In the English-speaking world we use the Gregorian calendar, a 1582 modification (named after Pope Gregory XIII) of the "Julian" calendar established by Julius Caesar in ancient Rome. Although many other calendars have existed through history, and others are used in large parts of the world today, the Gregorian calendar, complete with months derived from their Latin names and with its peculiar "rump" month of February, is now the international standard.

China uses two calendars, one lunar and the other the Gregorian, often referred to as yin and yang calendars, respectively, or as the "agricultural calendar" and the "national calendar." There is also a traditional Chinese solar calendar, different from the Gregorian calendar, as we shall see.

With one exception, all traditional Chinese festivals are based on the lunar calendar. So traditionally were markets, court sessions, temple fairs, and all private agreements to meet to do business.

History

In general, a lunar calendar, wherein a month corresponds to the cycle of phases of the moon, makes sense in a society where there is little artificial lighting, and the presence or absence of a bright moon makes a big difference to nocturnal activity (including making it to the outhouse without mishap!).

On the other hand, a solar calendar, with the year anchored to the solstices and equinoxes, more realistically reflects our experience with seasons, and facilitates discussing longer-term historical phenomena (like how old people are, or when the mortgage will need to be paid off).

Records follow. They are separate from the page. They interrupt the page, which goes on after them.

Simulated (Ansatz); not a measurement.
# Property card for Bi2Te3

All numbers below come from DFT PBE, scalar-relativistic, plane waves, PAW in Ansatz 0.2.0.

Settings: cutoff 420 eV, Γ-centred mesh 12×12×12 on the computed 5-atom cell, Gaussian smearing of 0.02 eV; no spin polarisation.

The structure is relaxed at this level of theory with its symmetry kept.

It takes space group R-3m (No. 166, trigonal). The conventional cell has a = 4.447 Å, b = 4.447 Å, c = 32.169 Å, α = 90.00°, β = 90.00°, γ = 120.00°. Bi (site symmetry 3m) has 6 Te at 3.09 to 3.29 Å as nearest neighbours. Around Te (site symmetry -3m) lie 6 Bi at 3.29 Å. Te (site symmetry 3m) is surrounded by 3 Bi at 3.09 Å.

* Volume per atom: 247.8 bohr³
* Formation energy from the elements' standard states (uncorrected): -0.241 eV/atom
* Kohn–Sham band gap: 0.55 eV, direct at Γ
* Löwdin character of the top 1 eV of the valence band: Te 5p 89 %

By the middle of the 2nd millennium BC, Chinese observers had concluded that the solar year was pretty nearly 365.25 days long. (The actual length is a hair shorter, which is why in the international Gregorian calendar, although we create a Leap Year by adding February 29 in years equally divisible by 4, we skip Leap Year in centennial years, unless they are equally divisible by 400.)

Each cycle of the moon is very close to 29.5 days long. To accommodate the half day, some Chinese months are 29 days long and some 30 days long. That part was easy. The hard part came (as in all calendars) in trying to make lunations fit the length of the solar year:

1 year = 365 days
12 lunar months = 29.5 x 12 = 354 days (11 days short per year)

In other words, there are (365.25 ÷ 29.5 = ) 12.3813559322… lunar months per year. That is not a very felicitous number if you want to make a calendar that fits the movement of both celestial bodies. (In our own calendar we ignore this problem and let the moon go through its phases without regard to the days of our artificial "months.")

Since each solar year is about a third of a lunar month longer than 12 lunar months, one could imagine reducing the error by adding an extra month each third year:

3 years = 365.25 x 3 days = 1,095.75 days
37 months = 29.5 x 37 = 1091.5 days
difference = 4.25 days in three years, 1.4167 days per year)



That is still a relatively large error. The problem was partially solved, probably by about the Spring & Autumn Period (770-476 BC) by using a cycle of 19 years, in seven of which intercalary months were inserted:

19 years = 365.25 days = 6,939.75 days (6,935 if one ignores the quarter days)
19 years x 12 months = 228 months, plus 7 intercalary months = 235 months
235 months x 29.5 days = 6,932.5 days

This still involved an error of 7.25 days in 19 years, or over a third of a day per year.